Wednesday, April 25, 2012

Just Finished Reading

In American Oracle: The Civil War in the Civil Rights Era, Yale Professor David W. Blight explores four authors who wrote during the centennial commemoration of the Civil War.  Of course, the 100th anniversary also coincided with some of the most significant years of the Civil Rights Movement.  Between 1960 and 1965 an enormous amount of protest and change manifested in numerous events, such as: the Greensboro, NC sit-ins; the Old Miss riots sparked by James Meredith's admission; the Freedom Rides; the Albany, GA movement; King's "Letter from a Birmingham Jail;" Medgar Evers assassination; the March on Washington and "I Have a Dream" speech; the 16th St. Baptist Church bombing in Birmingham; Freedom Summer; the Civil Rights Act of 1964; Malcolm X's assassination; the Selma to Montgomery March; and the Watts Riots.

However, much of the centennial commemoration activities avoided the dramatic contemporary changes, and few examined their roots in the 1860-1865 years. Rather, the centennial events viewed the Civil War with reconciliationist goggles while feeling threatened by Cold War enemies.
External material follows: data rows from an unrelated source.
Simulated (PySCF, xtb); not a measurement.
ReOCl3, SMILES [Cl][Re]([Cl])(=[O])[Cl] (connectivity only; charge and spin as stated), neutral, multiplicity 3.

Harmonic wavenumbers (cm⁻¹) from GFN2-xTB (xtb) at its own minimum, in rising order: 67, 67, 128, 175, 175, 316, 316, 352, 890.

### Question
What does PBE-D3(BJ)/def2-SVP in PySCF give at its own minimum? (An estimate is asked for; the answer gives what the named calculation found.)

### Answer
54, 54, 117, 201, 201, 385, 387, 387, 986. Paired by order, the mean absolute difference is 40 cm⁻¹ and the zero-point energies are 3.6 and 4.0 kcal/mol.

The four authors Professor Blight examines all had their own particular take on the Civil War and what came from the years of our nation's internal conflict 100 years before. The first author, Robert Penn Warren, proved to be an especially interesting read.  Naturally, I had heard of Warren, being that he was a Kentuckian, but shamefully I have not read his works.  I hope to change that real soon.  Robert Penn Warren was a writing prodigy from near Guthrie, Kentucky, who grew up hearing stories from a grandfather that rode with Nathan Bedford Forrest. His upbringing influenced his thinking and writing in his early years as he wrote in support of segregation, but later recanted those sentiments. Warren's work that get the most attention from Blight is The Legacy of the Civil War, published in 1961. Blight explains Legacy "is an essay  essentially about the power of myth at the heart of  national historical memory."  I really need to read this one.

Growing up in the 1970s and 80s with a history enthusiast father, I had my fair-share access to Blight's next subject: Bruce Catton. On our home bookshelves was the wonderful Army of the Potomac triology, and of course Catton's classics, The Coming Fury, Terrible Swift Sword and Never Call Retreat. But, above all these, in my youthful opinion, was the American Heritage Picture History of The Civil War, gloriously illustrated with pictures and drawings and colorfully written by Catton and published in 1960. Catton started his career as a journalist and later edited the American Heritage magazine. But it was his role as popular historian that turned him into certainly the most read Civil War writer of the 1950s and 1960s. His works have influenced several generations of Civil War fans, and no matter how many academics picked at his interpretation and labeled his work predictable and formulaic, those that liked to read about the war liked to read Catton.

Next, Blight looked at Edmund Wilson. I have not read Patriotic Gore: Studies in the Literature in the of the American Civil War (published 1962), but like Warren's works, I hope to get to it soon. In Patriotic Gore, Wilson examined many of those less recognized writers from the Civil War era.  He sought out people like John W. DeForest, Alexander H. Stephens, Albion Tourgee, Mary Chestnut, Kate Stone and Sarah Morgan. However, Wilson did not include much anything from African American writers other than Charlotte Forten. Apparently, for what ever reason, he was just not interested in that perspective, which is sad, because it would have been fascinating to see what American's most preeminent literary critic would have thought about Frederick Douglass, William Wells Brown, Elizabeth Keckley or any number of slave narrative writers.

Lastly, but not leastly, James Baldwin, African American writer and troubled soul that he was gets a look.  Among Baldwin's many books and essays, The Fire Next Time (published in 1963) receives the most attention from Blight.  While I have always personally preferred Richard Wright's works to Baldwins, The Fire Next Time is a powerful book that attacks America's racist past on the anniversary of the Emancipation Proclamation.

I did find a small error in the text.  Blight says on page 248 that Malcolm X was assassinated at the Apollo Theater, when in fact, it was at the Audubon Ballroom, although both are in Harlem.

American Oracle is well worth the time to read. It provided me with a number of valuable insights on some of the writers that I did not know much about but that I certainly want to explore. On a scale of 1 to 5, I give it a 4.5.